AL KHOR, Qatar — Harry Kane held his head in his hands, as if he was replaying the moment over and over again in his mind. England’s captain, the most prolific goal-scorer in its history, had been given a chance to rescue its World Cup campaign, and he had blown it, cruelly and spectacularly. All he wanted, in that moment, was to have his time again. He would not, in the end, be the only one.

There will, in the days to come, be plenty of recrimination as England picks over the bones of its exit. It will be of scant solace to Kane that he will certainly not be the only focus of the criticism; he may not even be the primary one. That honor, most likely, will fall to Wilton Sampaio, the Brazilian referee.
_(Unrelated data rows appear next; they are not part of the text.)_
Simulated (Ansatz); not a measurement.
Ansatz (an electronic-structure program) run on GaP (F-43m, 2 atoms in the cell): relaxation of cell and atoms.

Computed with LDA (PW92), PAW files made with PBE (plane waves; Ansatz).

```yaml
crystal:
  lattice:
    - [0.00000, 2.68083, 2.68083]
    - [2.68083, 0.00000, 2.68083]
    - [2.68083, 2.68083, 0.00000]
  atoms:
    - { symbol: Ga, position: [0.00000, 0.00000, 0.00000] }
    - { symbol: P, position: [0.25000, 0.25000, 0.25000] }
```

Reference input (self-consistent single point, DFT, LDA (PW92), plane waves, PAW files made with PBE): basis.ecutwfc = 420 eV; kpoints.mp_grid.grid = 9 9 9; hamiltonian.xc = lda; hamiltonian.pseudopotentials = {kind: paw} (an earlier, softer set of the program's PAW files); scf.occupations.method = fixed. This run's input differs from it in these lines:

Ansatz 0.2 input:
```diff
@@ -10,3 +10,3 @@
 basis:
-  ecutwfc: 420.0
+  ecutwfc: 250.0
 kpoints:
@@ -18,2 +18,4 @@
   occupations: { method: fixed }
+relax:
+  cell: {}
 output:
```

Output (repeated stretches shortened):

Mostly, though, there will be regret. France might have come into this game as a slight favorite, but the reigning champion was outplayed for vast stretches of the game, particularly after Aurélien Tchouámeni had given Didier Deschamps’s team an early lead with a shot from distance. After that France sat back, rested on its laurels, rode its luck.

That goal, at least in the English telling, was the first injustice. Replays seemed to suggest there had been a foul on Bukayo Saka at the very start of the move that led to Tchouámeni’s goal. A few minutes later, Harry Kane might have won a penalty, and certainly should have been awarded a free kick. England got neither.

That wrong, at least, would be righted early in the second half, with Kane converting from the spot after Tchouámeni had tripped Saka. It was no less than Southgate’s team deserved; having taken the lead, France slowly lost both urgency and impetus, finding it increasingly difficult to handle the brightness of Saka and Phil Foden.

France’s Olivier Giroud after he scored his team’s second goal to go ahead of England, 2-1.Credit…Gabriel Bouys/Agence France-Presse — Getty Images

At that point, the wind seemed to be at England’s backs. France’s vaunted attacking line, spearheaded by Mbappé, had been peripheral to the game; the reigning champion was being overwhelmed in midfield. Deschamps seemed curiously reluctant to try to wrestle back control.

Naturally, then, France regained the lead when Giroud steered a fierce, whipped cross from Antoine Griezmann past a despairing Jordan Pickford. Within little more than a minute, it seemed to have thrown its advantage away again, Theo Hernández shoving Mason Mount to the floor in the penalty area and Sampaio, the referee, awarding a second penalty after consulting a replay.

Kane, once again, stepped up against Hugo Lloris, his teammate at Tottenham Hotspur. The psychological complexity of that particular dynamic may have played a role in what happened next: Kane ballooning the ball over the bar, Lloris punching the air, and France edging one step closer to becoming the first team in more than half a century to retain the World Cup.